Following the rise and fall of e-sports gambling within the Counter-Strike: Global Offensive community, some of the gambling operators have attempted to go legit. This includes attempting to get licenses and influence from actual gambling sanctions in various regions to allow for safe, legal betting on skins and other items for games like Counter-Strike. Well, when the Australian government was approached about it, they quickly shot it down.
New Zealand’s Telkom Gaming did a quick write-up on the news based on an even briefer report by ABC News (the Australian version). After being approached by some in order to legalize video game gambling in Australia, Consumer and Business Affairs Minister John Rau shot down the idea, stating…
“Children are particularly vulnerable to the attraction of gambling on sporting contests conducted on the platform of video games,”
“The Government is determined to keep our children cyber-safe. We do not want them to be introduced to gambling under the guise of a game.”
It’s the “think of the children response”.
However, they can’t be blamed for taking this approach because that’s literally what some YouTubers were doing with the promotion of illegal gambling services for Counter-Strike: Global Offensive. The YouTubers who ran or had some sort of business affiliation with the gambling outlets were promoting the the services through their YouTube and Twitch channels where majority of their audience happened to be young gamers.
Soliciting gambling services to underage persons is illegal in most states (and countries), so as you can imagine certain YouTubers came under foul and fire from lawyers and federal commissions alike.

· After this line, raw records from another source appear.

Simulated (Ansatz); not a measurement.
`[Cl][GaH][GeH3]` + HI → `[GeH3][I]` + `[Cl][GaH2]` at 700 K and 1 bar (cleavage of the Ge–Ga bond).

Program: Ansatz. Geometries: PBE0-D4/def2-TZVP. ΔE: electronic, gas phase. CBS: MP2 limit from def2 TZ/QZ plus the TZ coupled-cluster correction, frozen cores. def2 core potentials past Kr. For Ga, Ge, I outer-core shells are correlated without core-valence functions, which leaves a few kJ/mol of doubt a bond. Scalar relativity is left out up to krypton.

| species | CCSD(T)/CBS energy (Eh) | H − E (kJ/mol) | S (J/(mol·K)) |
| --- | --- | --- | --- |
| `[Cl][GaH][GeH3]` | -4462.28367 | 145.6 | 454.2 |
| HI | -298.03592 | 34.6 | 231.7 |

Given Australia’s strict rules and regulations on gaming in the region, it’s completely unsurprising that they would prohibit legal gambling rings within the region for betting on e-sports and gaming competitions.
For now, various legal and government agencies have been looking into the gambling rings surrounding Counter-Strike: Global Offensive. Valve has also begun cracking down on gambling rings using the OpenID API, advising these outlets to cease and desist their operations.